Odd closure issue for generators

Thu Jun 4 19:02:35 EDT 2009

En Thu, 04 Jun 2009 18:40:07 -0300, Brian Quinlan <brian at sweetapp.com>  
escribió:

> This is from Python built from the py3k branch:

It's not new; same thing happens with 2.x

A closure captures (part of) the enclosing namespace, so names are  
resolved in that environment even after the enclosing block has finished  
execution.
As always, the name->value evaluation happens when it is required at  
runtime, not earlier ("late binding"). So, in the generator expression  
(lambda : i for i in range(11, 16)) the 'i' is searched in the enclosing  
namespace when the lambda is evaluated, not when the lambda is created.

Your first example:

> [1] >>> c = (lambda : i for i in range(11, 16))
> [2] >>> for q in c:
> [3] ... 	print(q())
>     ...
> 11
> 12
> 13
> 14
> 15
>  >>> # This is expected

This code means:

[1] create a generator expression and name it `c`
[2] ask `c` for an iterator. A generator is its own iterator, so returns  
itself.
Loop begins: Ask the iterator a new item (the first one, in fact). So the  
generator executes one cycle, yields a lambda expression, and freezes.  
Note that the current value of `i` (in that frozen environment) is 11.  
Name the yielded object (the lambda) `q`.
[3] Call the q object. That means, execute the lambda. It returns the  
current value of i, 11. Print it.
Back to [2]: ask the iterator a new item. The generator resumes, executes  
another cycle, yields another lambda expression, and freezes. Now, i is 12  
inside the frozen environment.
[3] execute the lambda -> 12
etc.

Your second example:

> [4] >>> c = (lambda : i for i in range(11, 16))
> [5] >>> d = list(c)
> [6] >>> for q in d:
> [7] ... 	print(q())
>     ...
> 15
> 15
> 15
> 15
> 15
>  >>> # I was very surprised

[4] creates a generator expression same as above.
[5] ask for an iterator (c itself). Do the iteration NOW until exhaustion,  
and collect each yielded object into a list. Those objects will be  
lambdas. The current (and final) value of i is 15, because the range()  
iteration has finished.
[6] iterate over the list...
[7] ...and execute each lambda. At this time, `i` is always 15.

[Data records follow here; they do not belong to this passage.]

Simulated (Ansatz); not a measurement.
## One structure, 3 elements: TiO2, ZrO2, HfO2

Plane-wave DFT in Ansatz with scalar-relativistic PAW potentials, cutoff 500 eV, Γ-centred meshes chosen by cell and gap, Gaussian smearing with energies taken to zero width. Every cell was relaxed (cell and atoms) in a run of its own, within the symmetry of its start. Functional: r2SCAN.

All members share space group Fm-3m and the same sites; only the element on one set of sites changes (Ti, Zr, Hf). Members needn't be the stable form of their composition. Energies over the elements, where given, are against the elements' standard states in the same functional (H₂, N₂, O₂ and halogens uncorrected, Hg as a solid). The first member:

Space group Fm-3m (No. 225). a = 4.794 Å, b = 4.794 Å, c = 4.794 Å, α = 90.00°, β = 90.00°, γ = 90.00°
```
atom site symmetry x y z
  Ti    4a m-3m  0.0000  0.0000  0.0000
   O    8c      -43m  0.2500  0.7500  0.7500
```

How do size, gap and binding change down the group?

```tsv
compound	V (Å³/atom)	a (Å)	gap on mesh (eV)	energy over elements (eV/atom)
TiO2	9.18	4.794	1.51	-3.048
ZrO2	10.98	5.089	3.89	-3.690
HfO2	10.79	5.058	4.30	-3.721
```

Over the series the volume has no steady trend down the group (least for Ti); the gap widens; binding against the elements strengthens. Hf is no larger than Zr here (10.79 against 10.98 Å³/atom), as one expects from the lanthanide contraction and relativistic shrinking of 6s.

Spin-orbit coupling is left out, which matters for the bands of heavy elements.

> Looking at the implementation, I see why this happens:
>  >>> c = (lambda : i for i in range(11, 16))
>  >>> for q in c:
> ... 	print(id(q.__closure__[0]))
> ...
> 3847792
> 3847792
> 3847792
> 3847792
> 3847792
>  >>> # The same closure is used by every lambda

...because all of them refer to the same `i` name.

> But it seems very odd to me and it can lead to some problems that are a  
> real pain in the ass to debug.

Yes, at least if one is not aware of the consequences. I think this (or a  
simpler example) should be explained in the FAQ. The question comes in  
this list again and again...

-- 
Gabriel Genellina